TOM LEVY DRAFT #1 MARCH 2, 2010
Under the Income Tax Act (ITA), there are a variety of limitations with respect to the maximum benefits and contributions that are permissible with respect to registered pension plans (RPPs). With respect to most defined benefit pension plans, those limits are expressed in terms of new benefit accrual constraints. Contribution limits only apply when there is “excess surplus” – that is all accrued benefits are not only fully funded, but are in fact significantly overfunded.
For Specified Multi-Employer Pension Plans (SMEPPs), the limitations are expressed in terms of contributions, rather than benefits. This is logical, because the employers do not have benefit accrual information for each participant and they are obligated to pay negotiated contributions regardless of the SMEPP’s funded position. In general, the contribution is limited to an aggregate of 18% of the pay of eligible participants.
As a result of the unfavourable investment markets since 2001 and other elements of actuarial experience (e.g., retirees are living longer), many SMEPPs are in the unfortunate position of having negotiated contributions that are insufficient to meet provincial or Federal funding requirements with respect to the benefits currently provided by the plan. In most jurisdictions (i.e., other than Quebec, New Brunswick and Manitoba), SMEPPs are permitted to reduce benefits in order to restore the balance between contributions and benefit levels, subject to regulatory approval. Often, this is the only option that is realistically available. In some cases, however, the bargaining relationship and industry economics are such that some or all of the shortfall can be mitigated through higher contributions. From a public policy point of view, that is clearly preferable to failing to meet workers’ retirement income expectations or reducing the pensions of those already retired.
Where the current level of negotiated contributions is significantly below the 18% limit, the ITA does not present any barrier to the contribution increase option. However, some SMEPPs are at or near the 18% rate, and so the ITA precludes contribution rate increases. In the absence of that alternative, benefit reductions are the only alternative available to a plan’s Trustees.

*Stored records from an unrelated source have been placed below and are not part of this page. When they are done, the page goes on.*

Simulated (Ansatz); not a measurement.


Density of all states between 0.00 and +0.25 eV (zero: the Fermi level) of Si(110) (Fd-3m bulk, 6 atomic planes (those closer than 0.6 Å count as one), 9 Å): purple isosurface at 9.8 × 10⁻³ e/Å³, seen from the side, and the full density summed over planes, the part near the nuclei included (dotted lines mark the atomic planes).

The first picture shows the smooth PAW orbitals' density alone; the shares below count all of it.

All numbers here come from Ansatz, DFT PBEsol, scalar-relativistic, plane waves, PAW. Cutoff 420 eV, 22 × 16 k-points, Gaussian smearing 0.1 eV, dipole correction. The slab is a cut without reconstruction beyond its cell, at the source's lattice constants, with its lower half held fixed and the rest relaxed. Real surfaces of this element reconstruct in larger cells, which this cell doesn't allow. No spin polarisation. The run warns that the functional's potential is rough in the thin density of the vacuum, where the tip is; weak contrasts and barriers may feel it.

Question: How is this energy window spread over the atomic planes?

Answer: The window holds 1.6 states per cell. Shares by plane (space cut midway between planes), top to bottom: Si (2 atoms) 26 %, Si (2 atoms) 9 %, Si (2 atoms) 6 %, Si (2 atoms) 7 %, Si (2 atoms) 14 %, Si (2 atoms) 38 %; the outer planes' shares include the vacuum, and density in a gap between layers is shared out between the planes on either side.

In the case of a typical single employer pension plan, provincial laws generally require that contributions be increased to whatever is required in order to meet provincial funding requirements without reducing benefits. That, of course, improves benefit security and helps to protect participant expectations. It is ironic that the Income Tax Act forbids similar contribution rate increases for certain SMEPPs and therefore compels benefit reductions, which does not improve benefit security and does not protect participants expectations.
MEBCO strongly recommends changes to the ITA to, as a minimum, permit the bargaining parties to increase contributions to maintain existing benefits, exactly as is required for single employer plans.